The calculation of "((~_ULL(0)) - (_ULL(1) << (l)) + 1)" is to generate
a bitmask with "l" trailing zeroes, which is equivalent to
"(~_ULL(0) << (l))".
Refactor the calculation so the number of arithmetic instruction will be
reduced from 3 to 1.
Signed-off-by: I Hsin Cheng <richard120310@gmail.com>
---
Test is done to show the speed-up we can get from reducing the number of
instruction. The test machine runs with 6.9.0-0-generic kernel on x86_64
architecture with processor AMD Ryzen 7 5700X3D 8-Core Processor.

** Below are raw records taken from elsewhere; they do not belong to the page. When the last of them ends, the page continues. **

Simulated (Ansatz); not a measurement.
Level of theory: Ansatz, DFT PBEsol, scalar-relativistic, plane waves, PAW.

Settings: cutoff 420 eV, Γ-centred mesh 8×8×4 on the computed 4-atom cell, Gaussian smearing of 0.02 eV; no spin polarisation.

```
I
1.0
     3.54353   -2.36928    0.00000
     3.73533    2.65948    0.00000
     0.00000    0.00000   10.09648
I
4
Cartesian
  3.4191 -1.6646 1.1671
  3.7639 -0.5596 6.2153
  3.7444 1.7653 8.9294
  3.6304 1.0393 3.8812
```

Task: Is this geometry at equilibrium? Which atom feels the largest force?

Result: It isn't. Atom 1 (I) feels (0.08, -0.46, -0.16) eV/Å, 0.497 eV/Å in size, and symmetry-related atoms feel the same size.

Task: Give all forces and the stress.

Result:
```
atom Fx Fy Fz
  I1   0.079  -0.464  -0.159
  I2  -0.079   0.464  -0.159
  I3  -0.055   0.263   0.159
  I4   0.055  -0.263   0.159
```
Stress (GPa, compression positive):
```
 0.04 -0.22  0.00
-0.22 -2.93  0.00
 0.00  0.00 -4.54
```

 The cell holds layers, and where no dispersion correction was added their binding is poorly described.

The test executes in the form of kernel module.
Test result:
[452858.156718] new __GENMASK_ULL() : 5908678
[452858.156722] old __GENMASK_ULL() : 5950998
Test script snippet:
/* switch to __BITS_PER_LONG_LONG when testing __GENMASK_ULL() */
\#define __GENMASK_ULL_NEW(h, l) \
((~_ULL(0) << (l)) & \
(~_ULL(0) >> (__BITS_PER_LONG_LONG - 1 - (h))))
int init_module(void)
{
ktime_t start, end, total1 = 0, total2 = 0;
for (int k = 0; k < 100; k++) {
for (int i = 0; i < __BITS_PER_LONG_LONG; i++) {
for (int j = 0; j <= i; j++) {
unsigned result1, result2;
start = ktime_get();
result1 = __GENMASK_ULL_NEW(i, j);
end = ktime_get();
total1 += (end - start);
start = ktime_get();
result2 = __GENMASK_ULL(i, j);
end = ktime_get();
total2 += (end - start);
if (result1 != result2) {
pr_info("Wrong calculation of GENMASK_ULL_NEW()\n");
return 0;
}
}
}
}
pr_info("new __GENMASK_ULL() : %lld\n", total1);
pr_info("old __GENMASK_ULL() : %lld\n", total2);
return 0;
}
---
include/uapi/linux/bits.h | 2 +-
1 file changed, 1 insertion(+), 1 deletion(-)
diff --git a/include/uapi/linux/bits.h b/include/uapi/linux/bits.h
index 8fc7fea65288..965f6eb91ff3 100644
--- a/include/uapi/linux/bits.h
+++ b/include/uapi/linux/bits.h
@@ -9,7 +9,7 @@
(~_UL(0) >> (__BITS_PER_LONG - 1 - (h))))
#define __GENMASK_ULL(h, l) \
- (((~_ULL(0)) - (_ULL(1) << (l)) + 1) & \
+ ((~_ULL(0) << (l)) & \
(~_ULL(0) >> (__BITS_PER_LONG_LONG - 1 - (h))))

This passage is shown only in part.